WASHINGTON: President Barack Obama will try to rally support Tuesday for an immigration overhaul that would give millions of illegal immigrants a pathway to US citizenship while tightening border security, building on a similar proposal by a bipartisan group of influential senators and pointing the way to the first significant change to the famously snarled system in about two decades.

The president will launch his plan at a campaign-style event in Las Vegas, addressing an issue that has languished in Washington for years. Administration officials said Obama would largely endorse the senators’ efforts, though immigration advocates said they expected Obama’s proposals to be more progressive, including a faster pathway to citizenship.

The simultaneous immigration campaigns come in the wake of the November presidential election, where Obama won more than 70 percent of the Hispanic vote in a defeat of Republican rival Mitt Romney, who famously urged illegal immigrants to “self-deport.” Republican lawmakers who had previously opposed immigration reform were forced to reconsider it and rebuild the party’s reputation among Hispanics, an increasingly powerful political force.

With the turnaround, immigration has surprisingly emerged as the rare issue with at least some kind of bipartisan support in a deeply divided Congress, where gun control and tackling the massive deficit face far bigger fights ahead.

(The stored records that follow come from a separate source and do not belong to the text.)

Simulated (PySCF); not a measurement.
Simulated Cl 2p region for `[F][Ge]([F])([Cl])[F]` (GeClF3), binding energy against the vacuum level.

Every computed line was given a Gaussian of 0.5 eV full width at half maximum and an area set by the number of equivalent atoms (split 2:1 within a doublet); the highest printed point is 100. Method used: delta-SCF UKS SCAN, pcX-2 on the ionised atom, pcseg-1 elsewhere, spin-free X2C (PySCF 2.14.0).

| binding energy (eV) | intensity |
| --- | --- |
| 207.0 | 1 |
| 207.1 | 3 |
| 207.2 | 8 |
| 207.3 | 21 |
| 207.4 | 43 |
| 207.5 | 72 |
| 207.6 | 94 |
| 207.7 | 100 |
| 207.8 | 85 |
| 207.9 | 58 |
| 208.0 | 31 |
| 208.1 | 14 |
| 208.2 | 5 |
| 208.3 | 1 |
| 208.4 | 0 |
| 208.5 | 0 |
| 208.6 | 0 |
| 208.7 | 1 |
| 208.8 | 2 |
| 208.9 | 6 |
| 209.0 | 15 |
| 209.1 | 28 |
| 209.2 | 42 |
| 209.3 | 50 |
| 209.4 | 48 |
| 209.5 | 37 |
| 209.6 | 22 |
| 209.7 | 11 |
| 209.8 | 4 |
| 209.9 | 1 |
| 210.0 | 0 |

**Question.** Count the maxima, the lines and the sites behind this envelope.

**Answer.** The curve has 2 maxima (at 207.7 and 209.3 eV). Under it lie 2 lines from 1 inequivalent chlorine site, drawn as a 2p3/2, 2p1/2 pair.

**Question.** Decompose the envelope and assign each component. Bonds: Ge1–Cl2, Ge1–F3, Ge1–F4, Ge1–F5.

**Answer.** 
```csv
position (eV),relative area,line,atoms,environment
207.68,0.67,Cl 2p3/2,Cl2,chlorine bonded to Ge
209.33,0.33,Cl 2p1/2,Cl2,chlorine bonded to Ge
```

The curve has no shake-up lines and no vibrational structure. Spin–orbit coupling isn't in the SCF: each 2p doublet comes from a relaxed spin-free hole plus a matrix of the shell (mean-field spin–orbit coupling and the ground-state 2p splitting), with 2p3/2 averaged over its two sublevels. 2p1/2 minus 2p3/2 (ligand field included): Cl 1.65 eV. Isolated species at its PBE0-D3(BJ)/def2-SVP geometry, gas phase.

Still, passage of emotionally charged immigration legislation by the Democratic-controlled Senate is far from assured, and the House of Representatives is dominated by conservative Republicans who have shown little interest in immigration overhaul. The Republican base opposes anything that might resemble an amnesty for illegal immigrants.

But Sen. John McCain, the former Republican presidential candidate who lost to Obama in 2008, said members of his party should realize that supporting immigration legislation could boost Republican prospects in future elections.

“The Republican Party is losing the support of our Hispanic citizens. And we realize that there are many issues on which we think we are in agreement with our Hispanic citizens, but this is a pre-eminent issue with those citizens,” McCain said.

With a re-elected Obama pledging his commitment, the bipartisan group of senators on Monday argued that the chances for approval of immigration legislation are much better this year.

“Other bipartisan groups of senators have stood in the same spot before, trumpeting similar proposals,” said Sen. Charles Schumer, a New York Democrat. “But we believe this will be the year Congress finally gets it done. The politics on this issue have been turned upside down.”

Schumer argued that polls show more support than ever for immigration changes and political risk in opposing it.